What a wet, cold, and wild winter we've had so far in 2019. Spring is just over a month away, but I think we all know we're going to be dealing with winter temperatures longer than that.
The winter has been dangerously cold, but also staggeringly beautiful. Like when the polar vortex swooped down from the arctic, bringing with it frigid air that froze Lake Michigan. The lake and its surroundings were covered in a magical barrier of ice that made for great photographs.
Cold weather also brings about fascinating phenomenon. Lake Michigan looked like it was boiling, as steam wafted off of the large body of water, hundreds of Americans in the frigid Midwest - where temperatures reached -40°F - discovered that boiling water immediately evaporates when suddenly exposed to cold air, and people everywhere were making their pants stand up on end in the Frozen Pant Challenge.
One Michigan farmer recently discovered another rare occurrence brought on by the unusually cold temperatures: ghost apples.
Andrew Sietsema went to prune the trees on his farm when he made the discovery. As a former horticultural student he knew how special his find was and immediately took pictures.

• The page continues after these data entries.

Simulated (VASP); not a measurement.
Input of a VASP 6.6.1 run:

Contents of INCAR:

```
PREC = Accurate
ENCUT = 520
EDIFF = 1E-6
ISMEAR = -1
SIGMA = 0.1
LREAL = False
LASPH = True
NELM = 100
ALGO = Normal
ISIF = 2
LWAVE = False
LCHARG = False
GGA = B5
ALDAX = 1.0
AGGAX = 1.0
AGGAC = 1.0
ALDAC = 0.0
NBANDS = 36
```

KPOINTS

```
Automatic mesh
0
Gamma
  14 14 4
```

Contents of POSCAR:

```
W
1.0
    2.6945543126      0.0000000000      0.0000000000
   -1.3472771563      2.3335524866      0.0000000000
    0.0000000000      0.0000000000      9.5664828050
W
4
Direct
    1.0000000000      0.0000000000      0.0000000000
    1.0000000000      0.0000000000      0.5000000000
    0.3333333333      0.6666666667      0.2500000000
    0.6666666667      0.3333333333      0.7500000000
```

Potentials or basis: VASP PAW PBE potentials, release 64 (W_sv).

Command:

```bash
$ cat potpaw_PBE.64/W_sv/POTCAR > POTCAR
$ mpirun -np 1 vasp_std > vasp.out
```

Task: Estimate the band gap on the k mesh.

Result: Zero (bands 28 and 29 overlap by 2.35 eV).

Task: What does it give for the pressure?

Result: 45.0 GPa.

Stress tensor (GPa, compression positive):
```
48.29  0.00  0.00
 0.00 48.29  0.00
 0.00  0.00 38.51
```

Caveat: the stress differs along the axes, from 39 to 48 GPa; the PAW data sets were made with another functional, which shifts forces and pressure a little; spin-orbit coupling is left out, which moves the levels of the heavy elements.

Ghost apples happen when rain or moisture on the exterior of an apple freezes, creating an outline. The temperature then warms enough to allow the apple to rot and disintegrate, but not warm enough to melt the ice.
Due to its sugar content and acidity, an apple has a lower freezing temperature than water.
The mushy apple then falls through the ice, leaving a perfect outline of an apple with nothing inside.
So complete is the freezing that you can even see the stem of the apple.
Sietsema shared the photos on Facebook where they quickly made a splash. Receiving over 13,000 shares, people from as far as Japan commented on the post.
It's truly a beautiful, and strange, phenomenon. While we wait for a spring thaw at least we can enjoy the good parts of winter.